If “torah” was indeed the Torah – the set of five books that were progressively revealed to Moses and written by Moses more than 500 years after Abraham – and Moses indeed wrote that Abraham had obeyed this Torah, then it would mean that Moses retrospectively applied the requirements of the entire Pentateuch, whether in the letters of the Word or spirit of the Word, onto Abraham. To do so would imply that all the charges, commandments, statutes, and laws of the Pentateuch were first revealed to Abraham, enacted through the mediation of Abraham, and observed from the days of Abraham, before God rehashed them through Moses at Mount Sinai and from Mount Sinai onwards. This would be exegetically erroneous and historically inaccurate.
Let us look at another scripture.
John 10:34-36 (The Complete Jewish Bible, CJB)
Yeshua answered them, “Isn’t it written in your Torah, ‘I have said, “You people are Elohim’ “? If he called ‘elohim’ the people to whom the word of Elohim was addressed (and the Tanakh cannot be broken), then are you telling the one whom the Father set apart as holy and sent into the world, ‘You are committing blasphemy,’ just because I said, ‘I am a son of Elohim’?
Was Jesus quoting from the Torah (the Pentateuch), or was Jesus quoting from Psalms, a poetic book of the Ketuvim in the Tanakh?
Psalm 82:6 (CJB)
“My decree is: ‘You are elohim [gods, judges], sons of the Most High all of you.

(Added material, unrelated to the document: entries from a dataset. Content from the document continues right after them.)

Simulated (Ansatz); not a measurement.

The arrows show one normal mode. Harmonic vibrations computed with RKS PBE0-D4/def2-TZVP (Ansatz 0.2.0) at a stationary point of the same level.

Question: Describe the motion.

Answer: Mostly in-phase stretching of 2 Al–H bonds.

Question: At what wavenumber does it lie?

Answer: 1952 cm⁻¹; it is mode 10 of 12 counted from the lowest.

Jesus quoted a “torah” from Psalms, not from the Torah. Thus, the word “torah” does not mean the Torah, and should not be transliterated or understood as the Torah (like in the CJB). So, “torah” is a lot more than the Torah, for it includes not only the Torah, but it also includes the Tanakh and the teachings of the New Testament.
As such, the word “torah” should not be interpreted as the Torah (or Pentateuch). Rather, “torah” should be interpreted and defined according to its etymological origin as judicially binding rules, instructions, guidelines, terms, and conditions in relation to the performance of an enacted covenant between God and His people in the relevant time and space. So, “torah” are the component laws that regulate promises and covenants, not a codex of five Mosaic books.
Romans 3:27-28
Where then is boasting? It is excluded. By what kind of law (Gr “nomos“)? Of works? No, but by a law (Gr “nomos“) of faith. For we maintain that a man is justified by faith apart from works of the Law (Gr “nomos“).
It is in this etymological origin that the word “torah” can be harmonised and used interchangeably with its Greek counterpart “nomos” in the New Testament. To say that “torah” refers to the Pentateuch is akin to saying that “nomos” refers to Paul’s epistles.
So, there is Torah and there is torah. The word “torah” used in Old Testament scriptures do not refer to the Pentateuch, but the general rules, instructions, guidelines, terms, and conditions in relation to the performance of an enacted covenant between God and His people in the relevant time and space. Do not read Torah into “torah”, as there is no primacy of the Torah in “torah”. Thus, “torah” is not limited to what were written in the first five books of the Bible, but also includes the “torah” in the rest of the Old Testament. It even includes “nomos” in the New Testament, as all truth must be harmonised. As such, we must not overlay the Torah onto the word “torah” in biblical exegesis, for to do so would promote critical error into one’s theology, especially when one reads “nomos” as “torah” in the Hebrew or Aramaic translation of the New Testament. This is one of the reasons why Jewish Christians in the first century church were seeking to impose Jewish traditions from the Torah onto Gentile Christians, to such extent that Apostle Paul had to bring the issue to the apostles in Jerusalem for resolution (Acts 15).
Therefore, whether it is from the lens of the Torah or our cultural persuasions, let us be careful not to over-extend our cultural traditions and confirmation biases into biblical interpretations, for to do so would corrupt the knowledge of the truth that is able to set us free into the Spirit of truth.